Questions on Duties to Organizational Clients

1. The Model Rules work on the theory that a lawyer can be counsel for an entity like a corporation alone, without also representing its constituents. Not only can a lawyer represent an entity like a corporation, but he or she can also represent an unincorporated organization such as a union or partnership. Why do you think that this entity approach was chosen? Why not simply understand any lawyer for an entity as a lawyer who jointly represents its constituents?

2. On the other hand, as we have already seen, a lawyer can also jointly represent individuals engaging in a common enterprise or business venture. This brings up a serious conceptual problem. How does one determine whether a lawyer is representing the entity alone or merely jointly representing its constituents (or even, perhaps, jointly representing the entity and its constituents)? How might the theory of representation one adopts make a difference when the constituents of the entity come into conflict?
For example, consider the following situation:

Two hundred people owning land adjoining an airport hire you to sue the airport for nuisance. They agree that a vote of the majority is enough to bind all of them to a settlement. In the end, 101 people want to settle -- the remaining 99 have told you that they do not want you to settle and do not give you the authorization to settle for them. Can you enter into a settlement for the 99 if dissenters if you are representing a group entity alone? Can you do so if you are merely representing 200 people jointly?

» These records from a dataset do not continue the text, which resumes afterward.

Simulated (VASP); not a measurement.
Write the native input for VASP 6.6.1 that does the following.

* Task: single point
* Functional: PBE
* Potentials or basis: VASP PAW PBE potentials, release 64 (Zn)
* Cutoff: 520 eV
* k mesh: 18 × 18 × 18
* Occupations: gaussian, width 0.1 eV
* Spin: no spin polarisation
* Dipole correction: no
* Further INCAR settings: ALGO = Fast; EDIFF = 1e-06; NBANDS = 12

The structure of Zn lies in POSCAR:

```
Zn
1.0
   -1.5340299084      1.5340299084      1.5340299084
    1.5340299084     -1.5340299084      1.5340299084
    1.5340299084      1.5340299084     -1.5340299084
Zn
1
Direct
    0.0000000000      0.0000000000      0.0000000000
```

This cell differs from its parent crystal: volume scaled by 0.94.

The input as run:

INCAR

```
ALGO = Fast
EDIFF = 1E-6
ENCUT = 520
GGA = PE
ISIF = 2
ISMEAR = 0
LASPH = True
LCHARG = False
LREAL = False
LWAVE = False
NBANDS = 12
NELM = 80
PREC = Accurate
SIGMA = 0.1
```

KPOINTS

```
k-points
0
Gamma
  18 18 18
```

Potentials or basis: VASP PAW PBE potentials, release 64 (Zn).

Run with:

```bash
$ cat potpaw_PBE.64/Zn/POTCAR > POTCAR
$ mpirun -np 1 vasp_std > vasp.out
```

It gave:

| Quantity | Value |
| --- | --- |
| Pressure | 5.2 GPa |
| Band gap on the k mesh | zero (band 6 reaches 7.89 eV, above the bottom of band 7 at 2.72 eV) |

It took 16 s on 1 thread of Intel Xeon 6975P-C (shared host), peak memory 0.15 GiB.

3. Officers of the A Corp. and the A Corp.'s corporate counsel talk casually to the corporate counsel for the B Corp., a wholly owned subsidiary of the A Corp., concerning details of a suit against the A Corp. The plaintiff in the suit against the A Corp. seek discovery of these conversations on the ground that they were in the presence of non-privileged parties (and therefore not subject to the attorney-client privilege). What result?

4. You are corporate counsel and like to talk with people on the assembly line about cases that the corporation is pursuing. Is this compatible with the duty of confidentiality that yuou have to your client?

5. You find out that the corporation that you are counsel for is a front for the Mob. Does MR 1.13(b) apply? What should you do?

6. You are counsel for a corporation and find out that an employee has cheated on his income taxes. Does MR 1.13(b) apply? What should you do?

7. Imagine that you are counsel for a small corporation with three shareholders. Two of the shareholders, who are also officers, have been leading the corporation to enter into contracts with entities owned by the officers, to their advantage and to the disadvantage of the corporation. When you confront them about this they tell you not to inform the minority shareholder who is not an officer. Can you do so anyway? Let's say that to keep you from informing the minority shareholder, they fire you. Can you still inform the minority shareholder?